Wayin (Bird) and Mokuy (spirit) Carvings

We have a large selection of work from Yirrkala. Please contact us to see what we have available.

Description

These carvings are from the Buku-Larrngay Mulka (Yirrkala) community in Arnhem Land.

The Buku-Larrnggay Mulka Art Centre and Museum is in Yirrkala, a small Aboriginal community on the north-eastern tip of the Top End of the Northern Territory, approximately 700kms East of Darwin (Map). We service approximately twenty five homeland centres in the radius of 250km. This part of Australia is very special. The coastline and hinterland are largely unspoilt and still managed by the traditional owners, the Yolngu (Aboriginal people of the region between Numbulwar and Maningrida). They have fought all attempts by Balanda  (non-Aboriginal people) to dispossess them.

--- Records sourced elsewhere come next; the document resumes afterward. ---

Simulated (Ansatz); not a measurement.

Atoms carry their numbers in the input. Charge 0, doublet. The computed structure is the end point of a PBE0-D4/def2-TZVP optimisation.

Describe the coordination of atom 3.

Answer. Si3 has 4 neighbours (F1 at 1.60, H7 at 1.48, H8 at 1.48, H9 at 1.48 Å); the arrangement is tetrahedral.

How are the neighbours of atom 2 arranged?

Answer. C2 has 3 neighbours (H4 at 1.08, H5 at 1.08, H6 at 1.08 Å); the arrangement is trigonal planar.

The sacred art of this region details the spiritual forces behind the creation and continuing identity of the fresh and saltwater country of the Miwatj region of north-eastern Arnhem land. Miwatj means ‘morning side’ and refers to the fact that this is the most Easterly part of the Top End.

The ecosystems of both the land and sea are pristine and provide abundant food including yams, fruits, fish, kangaroo, wallaby, turtles and their eggs, dugong, emu, crayfish, oysters, mussels, tortoise, stingray, honey and more. The availability of these foods change as the Yolngu seasons subtly shift but the Balanda divide the year into two; the Dry (May-Dec) and the Wet (Jan-April).

BUKU-LARRNGGAY means the feeling on your face as it is struck by the first rays of the sun-this denotes that we are in the extreme East of the Top End – Miwatj, or the Sunrise country. MULKA is a sacred but public ceremony. It also means to hold or protect. Thus we are the Northeast Arnhem land cultural centre and keeping place.

The Centre was established formally in 1975 but art has been created here since time immemorial and shared with non-Yolngu since their arrival. In the 1960s Narritjin Maymuru set up his own gallery in a shelter by the beach from which he sold art which now graces many major museums and private collections.

The artists of this Centre have established a world wide reputation for excellence and have won seven prizes in the last six Telstra National Aboriginal and Torres Strait Islander Art Awards (Australia’s premiere indigenous art prize held at the Northern Territory Museum and Art Gallery in Darwin each year).